Thursday, November 13, 2014

City of Sadness (1989)

Screen shot of City of Sadness clip from Music Box Films DVD of The Story of Film
WHO: Hou Hsiao-Hsien directed this.

WHAT: Almost certainly the most widely-acclaimed of Hou's seventeen feature films. As I wrote on this blog after my first viewing of City of Sadness back in 2009:
Every shot in the film is impeccably framed and lit, each scene impeccably staged, often in a way that stresses the relationship between the weight of history and the ordinary life of citizens living it. For example. As a group of students or intellectuals sit and debate politics, Wen-ching and pretty, young Hinomi (played by Xin Shufen) sit to the side of the room, exchanging notes with each other while a folk song plays on the phonograph. Hou situates his camera in the space between the table of students and the clearly smitten couple. It could be a point-of-view shot from the position of one of the debaters, but that seems unlikely. The students are swept up in their discussion and do not seem to be paying attention to the room's other occupants and their activities. No, this shot isolates the spirited discussion from the would-be lovers' attempts to lead a normal life unhindered by the intrusions of politics. At least for this moment, the two are able to exist in their own world; this sense is accentuated as the sound of the conversation subtly drops out and all we hear are sonorous musical notes as they are released from the record grooves. 
WHERE/WHEN: Screens today only at the Pacific Film Archive at 7:00 PM.

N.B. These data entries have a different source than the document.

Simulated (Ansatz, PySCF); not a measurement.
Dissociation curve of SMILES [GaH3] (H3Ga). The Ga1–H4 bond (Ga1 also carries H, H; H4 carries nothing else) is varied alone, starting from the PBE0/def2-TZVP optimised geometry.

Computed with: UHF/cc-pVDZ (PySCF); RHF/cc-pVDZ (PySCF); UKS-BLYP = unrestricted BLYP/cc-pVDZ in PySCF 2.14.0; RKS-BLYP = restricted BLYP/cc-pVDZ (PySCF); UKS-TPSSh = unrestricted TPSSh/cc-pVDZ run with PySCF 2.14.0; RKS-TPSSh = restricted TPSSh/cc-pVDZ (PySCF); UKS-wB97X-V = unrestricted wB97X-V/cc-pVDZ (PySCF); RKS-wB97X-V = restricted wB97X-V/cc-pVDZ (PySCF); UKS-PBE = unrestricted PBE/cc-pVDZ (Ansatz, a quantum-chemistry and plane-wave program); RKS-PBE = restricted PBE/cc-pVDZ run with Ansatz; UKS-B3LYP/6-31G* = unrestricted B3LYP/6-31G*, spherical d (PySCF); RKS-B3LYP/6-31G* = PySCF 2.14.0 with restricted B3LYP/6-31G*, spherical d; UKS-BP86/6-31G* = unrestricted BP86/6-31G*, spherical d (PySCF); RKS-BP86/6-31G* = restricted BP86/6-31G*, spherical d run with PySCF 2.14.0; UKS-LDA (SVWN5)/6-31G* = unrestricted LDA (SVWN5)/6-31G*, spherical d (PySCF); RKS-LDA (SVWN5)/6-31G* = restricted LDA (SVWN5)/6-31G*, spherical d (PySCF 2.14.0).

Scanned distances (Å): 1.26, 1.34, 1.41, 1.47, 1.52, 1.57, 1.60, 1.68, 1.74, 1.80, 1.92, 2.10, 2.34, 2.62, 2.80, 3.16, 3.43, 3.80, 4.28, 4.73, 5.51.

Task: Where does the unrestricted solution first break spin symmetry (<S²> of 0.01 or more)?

WHY: As excited as I was that the PFA had programmed a full Hou Hsiao-Hsien retrospective this Fall, I must admit I've attended far less frequently than I'd hoped. I forget that Fall is always by far the busiest time of the year for me when it comes to non-movie-related responsibilities, and that even screenings I wish with the whole fiber of my being I could attend, often slip through my fingers. I fear I may have missed my last-ever chance to see 35mm prints of highly-acclaimed films like A Summer At Grandpa's or A Time To Live and A Time To Die but I'm glad to at least have been able to view three exceedingly rare items in Hou's early filmography. His second film Cheerful Wind, made in his "pop cinema" period, was no masterpiece but had a fascinating reflexive quality as it followed a commercial film crew on location in a small Taiwanese village. The Boys From Fengkuei, his fourth feature, was a brilliant statement of autobiography and independence that launched Hou's long phase of working almost exclusively with non-professional actors, and feels like a thematic template for another Taiwan auteur's debut, Tsai Ming-Liang's Rebels of a Neon God. And Dust in the Wind, Hou's seventh feature, lives up to its reputation as one of Hou's most formally controlled and emotionally heartbreaking works.

Kathy Gertitz, the curator who organized the PFA's participation in this touring series, has been emphasizing in her introductions for these screenings the difficulty of including Hou's ninth and tenth feature films, City of Sadness and The Puppetmaster, in the retrospective due to rights issues that have kept them out of American cinemas in recent years (although the PFA did show City of Sadness, at least, in 2010, I'm almost certain The Puppetmaster has not been seen in a Frisco Bay cinema since 2000). To screen these particular films, the PFA would have to keep the showings entirely non-commercial and educational in nature, which means the tickets are all free, and Friday's The Puppetmaster showing will include an introduction and book-signing by Richard Suchenski, a Hou expert who has recently edited a lovely volume of essays on the director.  Initially the plan was to only offer tickets to tonight and tomorrow's showings to Berkeley Art Museum/Pacific Film Archive members who signed up in advance, but in the past weeks the PFA has decided to offer remaining tickets on a first-come, first-served basis to anyone who arrives at the door starting at 6PM each evening. So head on over to Berkeley and experience a pair of 35mm screenings that, unless some legal wrangling is able to be managed in the near future, are very unlikely to repeat themselves anytime soon.

HOW: The entire PFA Hou Hsiao-Hsien series screens via 35mm prints from here on out.